Question

The decomposition of a hydrocarbon has value of rate constant as 2.5x${{10}^{4}}{{s}^{-1}}$ at ${{27}^{\circ }}C$. At what temperature would the rate constant be 7.5 x ${{10}^{4}}{{s}^{-1}}$. If the energy of activation is 19.147x ${{10}^{3}}Jmo{{l}^{-1}}$?

Answer 1

Hint: We need to find the order of the reaction first to be able to solve the question which can be obtained by knowing the unit of rate constant also. The rate constant increases with the increase in the temperature generally. It can be studied by the Arrhenius equation.
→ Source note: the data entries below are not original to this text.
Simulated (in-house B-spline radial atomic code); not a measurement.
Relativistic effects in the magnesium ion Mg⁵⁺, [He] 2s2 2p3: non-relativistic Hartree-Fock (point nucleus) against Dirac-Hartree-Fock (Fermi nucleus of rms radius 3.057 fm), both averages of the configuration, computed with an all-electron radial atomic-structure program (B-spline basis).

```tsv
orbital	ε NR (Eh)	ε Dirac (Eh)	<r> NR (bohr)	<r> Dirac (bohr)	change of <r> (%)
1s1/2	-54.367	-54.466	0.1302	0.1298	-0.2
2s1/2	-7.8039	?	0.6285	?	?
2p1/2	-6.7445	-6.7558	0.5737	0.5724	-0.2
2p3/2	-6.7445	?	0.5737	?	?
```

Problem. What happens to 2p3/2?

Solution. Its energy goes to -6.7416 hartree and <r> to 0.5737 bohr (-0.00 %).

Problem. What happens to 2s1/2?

Complete step by step solution:
-For us to be able to solve the question, we first need to know what is the order of a reaction. To know that, we should know the rate law. It links the rate of a reaction to the concentration of the reactants and some constant parameters.
- The rate law can be shown as
\[rate=k{{\left[ A \right]}^{x}}{{\left[ B \right]}^{y}}\]
where A and B are reactants of the equation and k is a constant parameter. The sum of x and y gives the overall order of the reaction.
-If the rate of the equation does not depend on the reactant concentration; i.e; it is constant irrespective of the reactant concentration, then the equation is zero order.
-If the rate depends on one reactant, it is a first order reaction and if it depends on two reactants or square of 1 reactant, then it is a second order reaction.
-The unit for the first order reaction is ${{s}^{-1}}$ which is the same as that given in the question. So the order of the reaction is 1 and the equation for first order reaction is $\ln \left[ A \right]=-kt+\ln \left[ {{A}_{0}} \right]$
-The rate constant and the temperature are directly proportional to each other. Generally, the rate of reaction doubles itself for every ${{10}^{\circ }}$ rise in the temperature. For the first order reaction, their relation is shown by Arrhenius equation which is
\[\log \dfrac{{{k}_{2}}}{{{k}_{1}}}=\dfrac{{{E}_{a}}}{2.303R}\left( \dfrac{{{T}_{2}}-{{T}_{1}}}{{{T}_{1}}{{T}_{2}}} \right)\]
Where T denotes temperature, k denotes the rate constant and E is the activation energy.
Putting the values in the equation we get
\[\begin{align}
& \log \dfrac{7.5x{{10}^{4}}}{2.5x{{10}^{4}}}=\dfrac{19.147x1000}{2.303x8.314}\left( \dfrac{{{T}_{2}}-300}{{{T}_{2}}x300} \right) \\
& \Rightarrow \text{log}\left( 3 \right)=\left( \dfrac{{{T}_{2}}-300}{{{T}_{2}}x300} \right)x999.99 \\
 & \Rightarrow 0.477=\left( \dfrac{{{T}_{2}}-300}{{{T}_{2}}x300} \right)x1000 \\
 & \Rightarrow \dfrac{0.477x3}{10}=\dfrac{{{T}_{2}}-300}{{{T}_{2}}} \\
 & \Rightarrow {{T}_{2}}=350K \\
\end{align}\]

Note: Always use the SI unit before putting the values of the quantities in the equation. The SI unit for temperature is K and so we converted the temperature in Kelvin before using it by the formula K=C+273.